In The '80s, Japanese Gamers Could Go Online (On Their NES)
"I'm going online on my NES" sounds like a nonsense phrase, like "I'm playing soccer on my guitar" or "I'm getting the salad at McDonald's." The Nintendo Entertainment System came out in the 1980s, while the wonderful ability to take video game consoles online and allow children in other continents to call you all manner of slurs only took off in the 2000s -- but it did exist before then. And yes, you actually could connect your NES to the internet in the '80s ... as long as you lived in Japan and owned one of these babies:
The Family Computer Network System was a peripheral that allowed your Famicom (the Japanese equivalent of the NES) to connect to a phone line and do stuff like trade stocks or ... well, uh, that was about it when it came out in 1988. But Nintendo had some pretty ambitious, straight-up sci-fi sounding plans for this thing: Company president Hiroshi Yamauchi wanted to grow Nintendo from a mere toymaker into "a communications corporation" and saw the Network System as "an appliance of the future ... one day as pervasive as the telephone -- with Nintendo technology at its heart."
One in three homes in Japan already had a Famicom, and Yamauchi wanted to take advantage of that to "link Nintendo households" and create a "large-scale network which to this point has been inconceivable." Video games were still a bunch of pixels going BEEP BOP BEEP BOP, and this MFer already wanted to hook everyone up to the Matrix via their love of Mario.
Yamauchi approved a multi-million dollar advertising campaign to sell Japan on this wacky concept. An ad for Famicom's stock trading program invited viewers to "Walk away from the present and solve the mysteries of the future!" like they were being drafted to be a Doctor Who sidekick. But the most mind-blowing part of this ad is the revelation that the Mona Lisa was looking at stocks on her Nintendo console all along (she's smiling because Suzuki is up).
Yamauchi wanted Nintendo to guide humanity into the next step in its evolution by providing "New forms of recreation, and a new means of accessing information." He envisioned a future in which people turned to their Nintendo consoles for "a vital supply of information ... in the fields of entertainment, finance securities and health management, to mention but a few." The Famicom would handle everything from banking to shopping to booking flights ... and, oh yeah, gaming too, we guess.
Nintendo created some prototypes for simple games that could be played online, and even set up software called the Super Mario Club which could be used to look up and submit reviews for Nintendo titles. All of this data (including search history) was tracked by Nintendo, though there's no word on whether they ever used it to sell people hyper-specific t-shirts like "Don't Mess With A Lactose Intolerant Mommy Born In June Who Has A Score Of 1059101 At Balloon Fight."

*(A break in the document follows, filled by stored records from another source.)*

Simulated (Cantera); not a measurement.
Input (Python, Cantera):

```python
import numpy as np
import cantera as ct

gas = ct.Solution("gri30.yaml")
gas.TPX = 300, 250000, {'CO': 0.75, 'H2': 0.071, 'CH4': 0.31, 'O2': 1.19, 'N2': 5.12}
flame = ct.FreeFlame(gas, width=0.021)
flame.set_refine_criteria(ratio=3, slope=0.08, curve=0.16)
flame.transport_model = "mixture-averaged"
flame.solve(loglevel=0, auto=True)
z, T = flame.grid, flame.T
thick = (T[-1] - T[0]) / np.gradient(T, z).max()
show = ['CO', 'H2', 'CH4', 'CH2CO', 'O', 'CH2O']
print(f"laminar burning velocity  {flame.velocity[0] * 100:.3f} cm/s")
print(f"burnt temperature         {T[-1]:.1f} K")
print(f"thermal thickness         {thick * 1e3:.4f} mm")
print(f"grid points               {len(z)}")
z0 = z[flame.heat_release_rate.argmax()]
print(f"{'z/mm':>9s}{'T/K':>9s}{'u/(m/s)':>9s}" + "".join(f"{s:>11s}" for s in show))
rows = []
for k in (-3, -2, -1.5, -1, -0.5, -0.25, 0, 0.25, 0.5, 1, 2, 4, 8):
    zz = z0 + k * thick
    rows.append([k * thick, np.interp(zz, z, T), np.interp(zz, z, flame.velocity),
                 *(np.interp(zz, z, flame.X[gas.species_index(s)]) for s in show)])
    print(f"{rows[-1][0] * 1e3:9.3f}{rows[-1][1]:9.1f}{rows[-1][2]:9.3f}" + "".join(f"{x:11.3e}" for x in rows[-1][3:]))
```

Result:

Sadly, neither the technology nor people's brains were ready for Yamauchi's ideas yet. The network had serious stability issues at launch, but more importantly, most people just weren't getting into this fancy information age stuff -- at least not through their Nintendos. One of the network's applications did catch on, though: the horse race betting one. Up to 100,000 people were betting on horse races through their Famicoms, which is impressive compared to the 14,000 or so that used it for banking. In fact, this mode was so popular that it was ported to the Super Nintendo and the Dreamcast, and, technically, it could still be used until the landline betting system was discontinued in 2015. Now people have to walk up to the horses and express their support directly instead of calling them on the phone.
At least Yamauchi lived to see others realize his dream, and if he saw the Nintendo Switch's online capabilities today, he'd probably smile. Unless he tried to get into a fight on Smash Bros. and it started lagging out. Then he'd throw the Switch through a window.